Representative implementation

Resolving duplicate firms and contacts across a wealthtech stack

A representative data-quality workflow for matching firms, branches, teams, advisors, and contacts without discarding valuable relationship history.

Firm profile

An asset manager using CRM, advisor-intelligence data, marketing automation, event lists, broker-dealer files, and internal spreadsheets to support distribution.

Operating trigger

The same real-world firm or person appears under several names and identifiers. Reporting, territory ownership, personalization, and AI retrieval inherit the ambiguity.

Systems in scope

The workflow crosses system boundaries.

Current state

What makes the workflow break down.

  1. Firm names vary by legal entity, brand, office, branch, parent, and source-specific convention.

  2. Contacts are duplicated when emails, affiliations, or employers change.

  3. Automated merges risk combining separate people or deleting important source history.

  4. Territories and campaigns use different assumptions about which level of the hierarchy matters.

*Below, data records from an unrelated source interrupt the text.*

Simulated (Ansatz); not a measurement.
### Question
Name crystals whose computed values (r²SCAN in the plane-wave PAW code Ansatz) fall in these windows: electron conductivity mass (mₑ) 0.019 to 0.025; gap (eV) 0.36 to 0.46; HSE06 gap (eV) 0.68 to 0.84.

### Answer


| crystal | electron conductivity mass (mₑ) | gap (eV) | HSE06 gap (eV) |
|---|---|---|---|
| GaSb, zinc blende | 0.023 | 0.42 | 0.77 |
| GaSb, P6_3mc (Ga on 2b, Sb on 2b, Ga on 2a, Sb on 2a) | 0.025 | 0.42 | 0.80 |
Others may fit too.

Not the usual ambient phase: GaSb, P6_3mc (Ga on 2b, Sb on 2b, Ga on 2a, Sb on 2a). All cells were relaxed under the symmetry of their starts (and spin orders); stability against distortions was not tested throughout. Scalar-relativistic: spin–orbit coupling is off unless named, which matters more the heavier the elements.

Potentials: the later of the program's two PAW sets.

  5. AI and analytics retrieve incomplete or contradictory context because identity is unresolved.

Solution architecture

A controlled operating design.

Entity model

Represent organizations, offices, teams, people, affiliations, source records, and relationships separately rather than forcing all information into one account and contact pair.

Matching strategy

Combine durable source IDs, normalized attributes, exact rules, scored comparisons, and explicit non-match conditions.

Golden record policy

Select values by field-level authority and freshness while retaining source lineage instead of destroying non-selected records.

Stewardship queue

Send ambiguous matches, conflicting hierarchies, and consequential affiliation changes to an accountable reviewer.

Implementation sequence

Prove the workflow before expanding it.

Profile and classify

Measure duplicates, missing identifiers, hierarchy patterns, source conflicts, and downstream dependencies.

Build labeled examples

Create known match, non-match, and ambiguous pairs covering common names, advisor moves, shared domains, and branch structures.

Run without merging

Generate proposed entity links and golden values first so users can evaluate quality without changing production records.

Release by confidence and impact

Automate high-confidence, low-risk decisions and route uncertain or consequential cases to stewardship.

Controls

What keeps the workflow dependable.

  • Reversible links and complete source lineage
  • Explicit non-match and do-not-merge decisions
  • Human review for ambiguous people and hierarchy changes
  • Downstream impact preview before material merges
  • Ongoing monitoring as new source data arrives

Target state

What changes after implementation.

  • Systems can reference a shared entity while preserving vendor and application identifiers.
  • Firm hierarchy, team membership, and historical affiliations are explicit relationships.
  • Territory, segmentation, reporting, and AI workflows receive more coherent context.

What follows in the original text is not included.